Champion might be the one that comes to mind for most readers, but bare this in mind; there is no Champion without pain, especially when the deal expands to further stakeholders. Even the most senior people in the industry will say Champion, but leaders in organizations will almost never get a deal put in front of them without some form of pain being implicated.
The Underrated element of MEDDIC
Caroline opted for Decision Criteria, calling it something that should be used at the beginning of the discovery. “It works as a capability requirement,” she said. “It tells you what you need to fix the problem or pain, and if it is done correctly this can be the differentiator.
“It is something that is overlooked - people see things like price as Decision Criteria, which it isn’t - you have to influence it and get agreement from your Champion that the Decision Criteria are the required capabilities.”
Agreeing fully with Caroline’s point on Decision Criteria, Em went for Metrics and put it to use in her specific field of the industry. She said: “MEDDIC plays a great part in being a partner for salespeople, and a lot of times MEDDIC is great with transformational technology.
“Where people can get a bit lost in transformation tech is that there’s a bifurcation between disruptive transformational tech, where you are joining a pre-existing market and making noise. In this market, MEDDIC helps you through with pre-defined Metrics that you are looking for and trying to influence. On the other hand, there is evangelical transformational technology, where you are trying to create pain and opportunity.
“Sometimes salespeople gloss over Metrics and do not spend enough time there - I constantly see people differentiate themselves against their peers by getting into the weeds there, with their Champions, with their Economic Buyers, to define which Metrics can move the needle.”
How To Get Organizational Buy-In From Your Leaders
Cliff Dorsey certainly has a breadth of experience, leading to him brushing shoulders with the top leaders of various organizations. There aren’t many better suited to give advice on how to get these leaders to adopt MEDDIC.
He started by looking at MEDDIC from a holistic perspective, saying: “Look at why the buy-in is important. If you’re going to achieve the full abilities, something transformational and repeatable, you need complete buy-in from the organization.
“I see sales leaders get buy-in from just their team and find success, but that’s it. My advice for talking to a CEO is this; these are people that come from a product or engineering background - for them sales can seem like art of black magic!
“They might not understand it, but I like to think of MEDDIC as the physics of sales - it’s the science of selling, not the art. CEOs, especially the aforementioned type, love the fact that MEDDIC makes things evidence-based and concrete, not something based on opinion.”
Em shared a different perspective, taking a more opportunistic approach and looking at leaks in the business where MEDDIC can provide a timely plug. “I would look at the state of the business and use this to evaluate the strengths and opportunities”, she discussed. “Opportunities are a great place to introduce MEDDIC.
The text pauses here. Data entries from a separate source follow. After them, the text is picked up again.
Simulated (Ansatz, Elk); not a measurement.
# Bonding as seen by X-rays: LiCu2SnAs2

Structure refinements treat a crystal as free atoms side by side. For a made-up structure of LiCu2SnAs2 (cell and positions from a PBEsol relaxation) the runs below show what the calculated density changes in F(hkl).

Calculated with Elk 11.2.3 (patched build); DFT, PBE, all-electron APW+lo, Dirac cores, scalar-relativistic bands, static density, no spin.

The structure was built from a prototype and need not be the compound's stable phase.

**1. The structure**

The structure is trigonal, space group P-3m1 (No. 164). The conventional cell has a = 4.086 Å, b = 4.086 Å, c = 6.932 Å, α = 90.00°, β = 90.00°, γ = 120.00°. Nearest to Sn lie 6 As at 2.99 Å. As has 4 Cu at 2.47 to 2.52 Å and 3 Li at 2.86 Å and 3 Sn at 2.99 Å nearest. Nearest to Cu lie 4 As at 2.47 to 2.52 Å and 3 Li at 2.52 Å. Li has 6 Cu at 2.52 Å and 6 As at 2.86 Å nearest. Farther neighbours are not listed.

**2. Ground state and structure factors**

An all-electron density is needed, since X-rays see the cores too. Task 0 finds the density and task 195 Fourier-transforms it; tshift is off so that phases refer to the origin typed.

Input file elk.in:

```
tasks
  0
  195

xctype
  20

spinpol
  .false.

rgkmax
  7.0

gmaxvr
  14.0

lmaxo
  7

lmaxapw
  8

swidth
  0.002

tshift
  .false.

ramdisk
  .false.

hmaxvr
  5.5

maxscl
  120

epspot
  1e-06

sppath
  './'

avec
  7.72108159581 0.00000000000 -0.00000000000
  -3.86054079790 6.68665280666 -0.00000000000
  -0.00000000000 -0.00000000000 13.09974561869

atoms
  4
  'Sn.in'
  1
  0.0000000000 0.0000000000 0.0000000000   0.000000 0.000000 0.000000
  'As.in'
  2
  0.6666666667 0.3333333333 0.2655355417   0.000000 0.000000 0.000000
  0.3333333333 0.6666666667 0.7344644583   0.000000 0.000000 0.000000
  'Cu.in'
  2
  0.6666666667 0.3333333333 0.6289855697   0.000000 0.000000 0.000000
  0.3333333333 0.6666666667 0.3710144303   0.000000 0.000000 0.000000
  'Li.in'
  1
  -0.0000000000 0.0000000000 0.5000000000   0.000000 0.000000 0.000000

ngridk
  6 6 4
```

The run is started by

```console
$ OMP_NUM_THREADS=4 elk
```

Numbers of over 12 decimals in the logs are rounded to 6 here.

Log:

“It can be used to derisk a business, as a mental tool for both internal employees and the people you work with - your Champions, your Economic Buyers, anyone from a customer perspective who spend most of their day away from buying your technology. MEDDIC helps influence this and gives SDRs the ability to make good decisions that can lead to a big win.”
Can You Create Pain?
A question came from the audience asking whether you can create a pain during a deal - something that Caroline declined but gave a smart workaround. “You cannot create but you can uncover”, she continued. “You can help the customer around the pain, we call them two-sided questions but they are discovery questions where it doesn’t feel like you are interrogating someone!
“It helps create a conversation and you want it to spark the question where your client might think “Oh, that might be a problem”. To do this, you need to be prepared, you need to know what is going on in the news, what is happening in their business and what their strategy is. Where is it something can be broken? You will want to focus down this route, by posing the point that something might be broke, but I can fix it.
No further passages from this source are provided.